My journey in recovery with my best friend my mom in law

My journey in recovery with  my best friend  mom in law.

 life throws  obstacles  numerous  stumbling  blocks  its for me to decide  , whether  I use stumbling  block  to  stepping  stone. 

 Had a hard childhood Parents  gave their best  they could  with  limited  financial  resources  and  education. 

They groomed  four  siblings with  the  best of things they could. 

I was a Rebel  , I wanted everything  differently  done from my siblings. 

I was over Ambitious wanted to touch the sky.

I constantly  compared self with  rest relatives   and   cousins. 

I felt inferior  when  my sisters  and  I were made fun of our  clothes. 

I wanted  best things a better life  for Self of us.Of 4 of us elder sister was an handicap. 

Had hearing problems  was married  off early due to her problem  in learning  and Parents  own insecurities. 

Until her marriage   life  didn't  seem difficult. 

As she gave  birth to her 2 children   demands on dowry  started to crop up.There were  episodes  of assault  and  abusive  relationship  in her marriage. I pretended  and  Faked to patch up when I visited  them on weekends .
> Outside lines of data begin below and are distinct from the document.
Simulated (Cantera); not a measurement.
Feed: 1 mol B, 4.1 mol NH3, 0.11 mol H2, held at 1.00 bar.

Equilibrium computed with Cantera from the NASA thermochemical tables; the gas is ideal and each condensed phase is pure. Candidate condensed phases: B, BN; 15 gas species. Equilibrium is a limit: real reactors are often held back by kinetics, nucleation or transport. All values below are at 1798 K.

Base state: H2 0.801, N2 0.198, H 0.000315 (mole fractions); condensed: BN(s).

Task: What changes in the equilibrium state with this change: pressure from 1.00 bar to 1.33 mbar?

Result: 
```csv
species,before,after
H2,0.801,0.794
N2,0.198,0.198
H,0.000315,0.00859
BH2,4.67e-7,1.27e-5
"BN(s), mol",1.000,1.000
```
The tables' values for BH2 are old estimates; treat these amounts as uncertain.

I  feared a lot for her survival  of marriage. 

One day got a call that elder sister  husband  commited suicide  , it broke me a lot.

By  than I was in a relationship  with  an handsome  , well to  do man.

He was always  supportive  , understanding, loving  and  caring.

He made me feel like a queen  other than during  his drunken  bouts he never really  became  violent.